Bijection between $\Delta(A)$ and $\mathrm{Max}(A)$

Question

For a commutative Banach algebra, the mapping $$\varphi \to \ker\varphi$$ is a bijection between $\Delta(A)$ and $\mathrm{Max}(A),$ where $\Delta(A)$ is the set of all multiplicative non-zero linear functionals on $A$ and $\mathrm{Max}(A)$ is the set of all maximal modular ideals of $A.$

I've seen the proof of above given in A Course in Commutative Banach Algebras by Kaniuth. However, I was wondering if there is a way to prove injectivity without using the fact that $\ker \varphi$ has codimension $1$ in $A?$

Answer 1

Let $\ker \varphi_1 = \ker \varphi_2=I,$ say. Let $x \in A$. We need to show that $\varphi_1(x)=\varphi_2(x).$

Case $1: \varphi_1(x)=0$. Then we're done.

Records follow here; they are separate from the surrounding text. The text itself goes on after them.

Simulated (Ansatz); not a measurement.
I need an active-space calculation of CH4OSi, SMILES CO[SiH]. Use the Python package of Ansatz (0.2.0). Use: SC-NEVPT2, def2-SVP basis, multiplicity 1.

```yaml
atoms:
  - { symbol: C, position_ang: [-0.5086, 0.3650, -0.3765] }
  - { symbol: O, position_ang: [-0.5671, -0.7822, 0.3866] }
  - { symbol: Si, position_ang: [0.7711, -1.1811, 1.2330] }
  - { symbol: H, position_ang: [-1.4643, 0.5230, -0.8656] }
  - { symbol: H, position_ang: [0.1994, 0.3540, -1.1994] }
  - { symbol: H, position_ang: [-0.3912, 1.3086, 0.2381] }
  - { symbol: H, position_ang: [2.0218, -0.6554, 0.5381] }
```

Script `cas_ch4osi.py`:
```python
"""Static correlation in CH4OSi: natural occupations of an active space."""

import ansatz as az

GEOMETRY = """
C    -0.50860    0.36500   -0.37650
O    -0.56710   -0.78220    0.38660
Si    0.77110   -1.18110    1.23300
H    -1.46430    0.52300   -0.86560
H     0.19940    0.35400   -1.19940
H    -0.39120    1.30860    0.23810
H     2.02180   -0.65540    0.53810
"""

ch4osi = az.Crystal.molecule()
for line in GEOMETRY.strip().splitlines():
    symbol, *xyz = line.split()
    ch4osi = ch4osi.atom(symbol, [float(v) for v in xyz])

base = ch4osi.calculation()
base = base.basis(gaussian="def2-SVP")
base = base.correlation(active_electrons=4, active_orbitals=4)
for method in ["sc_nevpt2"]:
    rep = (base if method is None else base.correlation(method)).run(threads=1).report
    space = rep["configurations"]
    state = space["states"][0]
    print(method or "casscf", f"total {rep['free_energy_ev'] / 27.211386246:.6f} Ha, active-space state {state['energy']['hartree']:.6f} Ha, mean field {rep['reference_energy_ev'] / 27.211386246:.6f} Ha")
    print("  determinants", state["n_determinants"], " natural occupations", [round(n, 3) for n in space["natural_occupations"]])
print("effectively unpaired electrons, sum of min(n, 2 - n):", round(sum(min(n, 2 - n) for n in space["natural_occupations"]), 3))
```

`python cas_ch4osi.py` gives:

Case $2: \varphi_1(x) \neq 0$. Let $$y= \dfrac{x}{\varphi_1(x)}.$$ Then $\varphi_1(y)=1.$ Hence, $y$ is identity modulo $I$. Thus, $x-yx \in I=\ker \varphi_2.$ So, \begin{align*} \varphi_2(x-yx)&=0\\ \varphi_2(x)&=\varphi_2(y)\varphi_2(x)\\ \varphi_2(y)&=1. \end{align*} Thus, we have $$\varphi_1(y)=\varphi_2(y).$$ From this it follows that $\varphi_1(x)=\varphi_2(x).$

Answer 2

Suppose $\ker \varphi_1=\ker\varphi_2\neq 0$, then $\varphi_1(1)=\varphi_2(1)=1$, hence $x-\varphi_1(x)\in \ker\varphi_1=\ker\varphi_2.$ Therefore $\varphi_2(x-\varphi_1(x))=0 $, i.e. $\varphi_1(x)=\varphi_2(x)\forall x\in X$.